N.B. Power not taking no for an answer on smart meters just yet
CBC
A campaign to convince the 17,000 New Brunswick households that have refused the installation of a smart meter to change their minds will likely be launched in June, the utility's ongoing rate hearing was told on Monday.
N.B. Power vice-president Phil Landry said the utility is waiting for the New Brunswick Energy and Utilities Board to approve a proposed monthly meter reading fee of $4.65 on holdouts before trying one last time to win them over.
"We are waiting on the outcome of this proceeding before doing so," said Landry.
"In our communications with the customers we can share with them — this is the opt out or not opt out fee so they have the full understanding of what opting out actually means."
N.B. Power is in the final stages of adding up to 388,000 new "communicating" smart meters across the province as part of a multi-year effort to upgrade its electrical distribution grid.

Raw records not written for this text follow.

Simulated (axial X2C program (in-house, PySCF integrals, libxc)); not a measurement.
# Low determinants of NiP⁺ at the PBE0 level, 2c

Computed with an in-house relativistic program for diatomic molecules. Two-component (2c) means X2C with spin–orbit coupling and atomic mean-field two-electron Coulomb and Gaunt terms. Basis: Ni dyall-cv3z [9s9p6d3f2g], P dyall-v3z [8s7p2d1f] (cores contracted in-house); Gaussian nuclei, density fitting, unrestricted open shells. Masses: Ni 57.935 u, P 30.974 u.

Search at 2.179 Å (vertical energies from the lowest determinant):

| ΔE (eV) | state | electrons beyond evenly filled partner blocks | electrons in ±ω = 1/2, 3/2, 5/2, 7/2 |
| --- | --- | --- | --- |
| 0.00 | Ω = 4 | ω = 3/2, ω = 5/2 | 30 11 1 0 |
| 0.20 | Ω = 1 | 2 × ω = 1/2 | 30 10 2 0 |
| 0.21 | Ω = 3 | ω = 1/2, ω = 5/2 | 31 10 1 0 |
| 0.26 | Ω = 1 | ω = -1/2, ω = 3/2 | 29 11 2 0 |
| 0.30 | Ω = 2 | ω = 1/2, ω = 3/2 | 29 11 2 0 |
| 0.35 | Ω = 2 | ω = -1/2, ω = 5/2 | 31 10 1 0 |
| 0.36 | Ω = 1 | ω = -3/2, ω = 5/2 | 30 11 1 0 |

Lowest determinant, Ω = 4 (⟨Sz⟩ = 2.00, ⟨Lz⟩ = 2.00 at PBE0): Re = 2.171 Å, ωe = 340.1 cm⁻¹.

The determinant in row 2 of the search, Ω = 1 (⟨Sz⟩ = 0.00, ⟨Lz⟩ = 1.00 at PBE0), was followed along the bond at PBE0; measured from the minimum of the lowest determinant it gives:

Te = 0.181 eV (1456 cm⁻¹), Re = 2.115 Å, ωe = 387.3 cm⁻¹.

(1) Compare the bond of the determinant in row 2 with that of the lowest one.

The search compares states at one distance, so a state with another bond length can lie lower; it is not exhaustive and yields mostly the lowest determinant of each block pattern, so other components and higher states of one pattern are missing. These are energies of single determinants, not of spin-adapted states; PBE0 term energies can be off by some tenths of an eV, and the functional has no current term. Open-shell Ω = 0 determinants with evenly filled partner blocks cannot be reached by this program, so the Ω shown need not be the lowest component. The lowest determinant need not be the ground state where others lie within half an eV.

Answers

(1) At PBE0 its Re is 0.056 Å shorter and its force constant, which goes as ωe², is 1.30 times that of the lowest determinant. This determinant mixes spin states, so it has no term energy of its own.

The changes are meant to allow the utility to collect individual customer consumption data electronically in real time instead of once a month by a meter reader.
Landry told the hearing the utility ran up against a 4.6 per cent meter refusal rate among customers, about one in every 22 households.
Smart meters can be in constant communication with the power utility. That allows for instant identification and precise location of outages and lets customers track their own daily electrical consumption so they can make changes to head off large monthly bills if they choose.
In addition, the meters will eventually allow for pricing and service innovations, such as offering different electricity prices at different times of the day to match periods of low and high demand.
But the devices are not without controversy.
Online opponents allege a number of disputed health and safety threats posed by the meters. Some also question their accuracy and still others object to their constant farming of electrical consumption data as a privacy invasion
N.B. Power is proposing to manually read meters that have not been upgraded six times a year for customers who refuse a new device.
To pay that expense, it wants to charge those who opt out a special meter reading levy of $4.65 per month.
Landry told the hearing he believes that opposition to the devices have recently softened and is hoping that one-on-one discussions with refusers combined with a financial penalty for not switching might be enough to convince half or more of the holdouts to give in.